Yesterday’s anticlimactic announcement of Kinect’s retail price has lead to all kinds of Kinect discussions in every corner of the internet. Today’s Kinect talking points include the amount of physical space necessary to use the system, and Microsoft’s charts detailing the total cost of ownership for each console manufacturer’s motion control option.
One of the long-standing concerns about Kinect is just how much space players will need when using the motion control system. Certainly, every demo of the system so far has dedicated a fairly significant chunk of real estate to the experience. Will the system even function properly in smaller spaces?
Now, thanks to the pre-order page over at Amazon, that question has been answered.
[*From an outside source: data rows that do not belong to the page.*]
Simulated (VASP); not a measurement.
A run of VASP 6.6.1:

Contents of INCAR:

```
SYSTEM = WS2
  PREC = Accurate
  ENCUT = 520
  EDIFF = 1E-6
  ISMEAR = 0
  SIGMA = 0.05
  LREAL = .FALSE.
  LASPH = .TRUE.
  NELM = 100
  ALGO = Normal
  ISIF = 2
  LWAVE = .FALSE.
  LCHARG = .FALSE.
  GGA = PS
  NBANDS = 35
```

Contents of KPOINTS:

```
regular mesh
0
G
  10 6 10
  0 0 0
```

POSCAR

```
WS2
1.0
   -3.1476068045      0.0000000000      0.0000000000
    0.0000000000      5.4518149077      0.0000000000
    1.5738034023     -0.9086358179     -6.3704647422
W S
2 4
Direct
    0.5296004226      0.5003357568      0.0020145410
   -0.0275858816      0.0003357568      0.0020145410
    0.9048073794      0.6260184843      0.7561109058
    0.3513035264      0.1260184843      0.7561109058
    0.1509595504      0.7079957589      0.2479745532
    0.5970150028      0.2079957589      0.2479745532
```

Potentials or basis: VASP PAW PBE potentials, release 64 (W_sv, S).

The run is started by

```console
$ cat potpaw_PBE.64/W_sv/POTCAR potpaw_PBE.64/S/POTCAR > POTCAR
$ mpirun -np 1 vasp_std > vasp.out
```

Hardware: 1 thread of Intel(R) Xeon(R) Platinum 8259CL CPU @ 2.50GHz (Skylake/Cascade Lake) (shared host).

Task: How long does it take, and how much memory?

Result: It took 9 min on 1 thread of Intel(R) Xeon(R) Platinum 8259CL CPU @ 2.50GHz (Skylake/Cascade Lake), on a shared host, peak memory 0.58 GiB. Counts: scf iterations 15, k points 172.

“What will you need to play Kinect?”
“You’ll need any Xbox 360 console, a Kinect sensor, Kinect games and 6 feet between you and your television for play space.”
A six foot space requirement, which is not mentioned on Microsoft’s Kinect page, pretty well limits the system to the living rooms and family rooms of the world. If you’ve been playing your Xbox 360 in your bedroom, or live in a dorm or a small apartment, it looks like Kinect is not an option for you.
Space aside, the real Kinect issue continues to be price. I, like many other people, am of the opinion that Kinect’s price is too high. Microsoft, however, insists that an Xbox 360 with Kinect is the cheapest way into motion gaming — and they’ve got a chart to prove it. Have a look.
There is a second chart for current system owners who would like to upgrade. Here it is.
Both charts are based on some semblance of feature parity, though liberties do seem to have been taken. Does either Wii bundle really need the $100 Balance Board? Furthermore, neither Move bundle actually requires the $60 in navigation controllers. All things being equal, shouldn’t the Xbox 360 system bundle include a $50 Xbox Live Gold Subscription? After all, both PS3 and Wii feature online gaming and Netflix streaming. Parity is parity, right?
Personally, I find this whole line of reasoning on Microsoft’s part to be misguided. At this point, the price is what it is. Microsoft should quit wasting time comparing themselves to the competition. Kinect’s success or failure from here on out depends largely on the quality of its games, and Microsoft had better make sure that those games are damn good.
Well, let’s hear it – what do you think about the Kinect space requirement? What is your take on Microsoft’s “Cost of Ownership” charts?